I know the authors of this book presumed (as many do) that Eliza was pregnant by Joseph. But what if the true father were Bennett or one of his acolytes? The dates fit, barely. I think the oft-reported tale of the stairs and Emma and broom, etc., only fits one place and date – the Red Brick Store on March 17, 1843. By the way, that would explain the unemotional way Eliza writes about the day she got sealed to Joseph. It also explains her purple poem “The Bride’s Avowal.” We don’t know the date it was written, other than before August 13, 1842, when it was published in the paper. By the way, publication of that poem coincides with Eliza getting thrown out of the place where she boarded, so I suspect I’m not the only one who finds it suggestive and provocative.

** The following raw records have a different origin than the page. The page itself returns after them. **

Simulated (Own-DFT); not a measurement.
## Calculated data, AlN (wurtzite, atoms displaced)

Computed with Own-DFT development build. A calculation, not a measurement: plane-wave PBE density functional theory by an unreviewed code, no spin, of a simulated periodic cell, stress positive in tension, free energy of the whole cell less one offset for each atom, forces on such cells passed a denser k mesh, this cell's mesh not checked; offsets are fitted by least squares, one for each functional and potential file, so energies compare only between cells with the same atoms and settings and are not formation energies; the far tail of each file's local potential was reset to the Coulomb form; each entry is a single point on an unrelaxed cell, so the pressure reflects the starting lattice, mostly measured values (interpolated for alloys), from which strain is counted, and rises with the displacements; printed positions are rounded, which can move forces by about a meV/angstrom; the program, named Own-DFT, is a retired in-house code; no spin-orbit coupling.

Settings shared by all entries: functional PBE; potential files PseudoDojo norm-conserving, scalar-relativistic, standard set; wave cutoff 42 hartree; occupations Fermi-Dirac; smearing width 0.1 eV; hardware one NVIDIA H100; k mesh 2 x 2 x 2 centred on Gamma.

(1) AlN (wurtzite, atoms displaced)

Emma might have been telling the truth when she alleged in her dying testimony that Joseph never had another wife, at least in terms of consummated relationships.
So – these are my thoughts before reading Mormon Enigma (a lapse in my ‘education’ that shocked Jan Shipps). Having read Nightfall at Nauvoo, Nauvoo Polygamy, Sacred Loneliness, besides genealogy and numerous other scholarly treatments of polygamy and the Smiths, I doubt I will find much that surprises me when I read it later this month. But we shall see when I report back.